Your living spaces are the rooms you spend your time relaxing in during the day and evening, and are the spaces that most define the spirit of your house. A living space needs a comfortable seating area, possibly a separate activity or smaller seating area, and a focus or two such as windows with a view, a fireplace, or a TV. Living spaces should also be designed for easy access but without primary traffic crossing across the room. Let’s take a look at how we can accomplish all of this.
Figuring out what you want
Before you start planning your living space you should be sure to figure out what you want. We’ve all lived in at least one house or apartment and most of us (in the U.S. at least) have lived in a lot more than one. These experiences can give you an idea of what you like or don’t like and what worked or didn’t work. However, be sure to think through how you WANT your new room to be, not just what’s worked OK before.

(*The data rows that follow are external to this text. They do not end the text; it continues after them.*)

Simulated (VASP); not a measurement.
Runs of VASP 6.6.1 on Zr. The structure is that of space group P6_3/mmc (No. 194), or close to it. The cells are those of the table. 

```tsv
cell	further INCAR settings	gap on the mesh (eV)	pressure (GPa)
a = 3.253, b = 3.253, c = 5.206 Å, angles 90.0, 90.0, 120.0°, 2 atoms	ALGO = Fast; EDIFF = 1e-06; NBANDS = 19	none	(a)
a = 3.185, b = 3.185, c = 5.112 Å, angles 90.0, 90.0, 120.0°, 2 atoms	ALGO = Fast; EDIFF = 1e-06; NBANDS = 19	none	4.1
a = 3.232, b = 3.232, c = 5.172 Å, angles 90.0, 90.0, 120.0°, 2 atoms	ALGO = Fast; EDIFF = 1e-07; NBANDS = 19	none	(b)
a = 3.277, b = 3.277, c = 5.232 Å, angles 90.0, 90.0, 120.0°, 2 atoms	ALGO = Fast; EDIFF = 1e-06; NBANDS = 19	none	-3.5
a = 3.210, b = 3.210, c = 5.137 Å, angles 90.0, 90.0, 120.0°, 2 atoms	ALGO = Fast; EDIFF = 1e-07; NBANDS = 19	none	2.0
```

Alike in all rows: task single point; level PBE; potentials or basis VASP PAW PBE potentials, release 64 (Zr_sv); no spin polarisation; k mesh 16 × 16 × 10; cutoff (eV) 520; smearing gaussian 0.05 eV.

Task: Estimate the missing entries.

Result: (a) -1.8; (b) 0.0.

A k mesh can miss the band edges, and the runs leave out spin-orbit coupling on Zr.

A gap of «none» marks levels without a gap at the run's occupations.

Your day-to-day living space should reflect how you want to live, should be comfortable to be in, and should provide for any activities you’ll want to do in the space. Decide if you want separate living spaces such as a formal living room and separate family room, and whether you want other uses combined with your space such as dining, game or study areas, or multiple seating groups.
Once you know the type of space you want figure out what furnishings will go into the room and what their relationship should be in the room. Seating options vary widely so you’ll want to determine what you want for furniture and how big those items will be. Accessory pieces such as end tables, coffee tables, side tables, display or shelving units, and others should be considered, along with tables and chairs if you want to integrate game or dining areas.
Make a list of everything you want in the space, what you want to group together such as seating groups, and include the sizes of the pieces you want. If you have existing furniture that you’ll use in your new home you can measure those yourself.
If you want new pieces you should research the types of furniture you want and select options that most represents what you want. Use one representative piece and its size for each desired item for your planning efforts.
All of this information will be the basis of the plan for your new living space. Let’s take a look at these in more detail.
The basics of furniture
Furniture is what you use daily. That comfy or beautiful sofa, sectional, lounge chair, or recliner are likely the most important pieces in the room for you. You’ll need to “accessorize” these with side tables and coffee tables so that you have a place to sit drinks or food and a place for lamps.
Additionally, you might want a table for games or dining and display cabinets or shelving units for your collectibles and books.
Let’s take a look at the criteria you can use to place these together effectively.
Planning principles
Planning principles guide you in laying out your new living space. Below are the principles to keep in mind:
Size for comfort and conversation. It’s easy to go wild with large rooms and throw in a lot of furniture spread out through the room. However, interacting with others is more important than going big. Your primary furniture group should be placed such that you have roughly 7 feet to 9 feet from person to person when seated. Accounting for typical furniture sizes you’ll need roughly 10 feet to 12 feet across in floor area.
Account for space between and around furniture. Placing furniture too close together or too far apart is the main challenge in planning. Below are some guidelines:
- Coffee tables: Provide a minimum of 18 inches from the largest piece of furniture in your seating group to a coffee table, and up to roughly 2 feet or so for other furniture depending on the size of the coffee table in relation to the furniture arrangement.
- End tables: Allow for 4 to 6 inches between the table and the furniture its serving.
- Circulation behind furniture: Provide 2 feet-six inches from a wall not used for circulation to other rooms, such as space to access windows you’ll want to open or space to access built-in shelving. Provide a minimum of 3 feet for circulation to other rooms.
- Secondary access at furniture group corners: Provide 18 inches to 2 feet.
- Game or dining table clearances: Provide at least 3 feet from table edge to a wall, 4 feet from table edge to a hutch or side table, and 3 to 5 feet from other furniture depending on how the chairs relate to the furniture. These dimensions allow for comfortable circulation when the table is in use.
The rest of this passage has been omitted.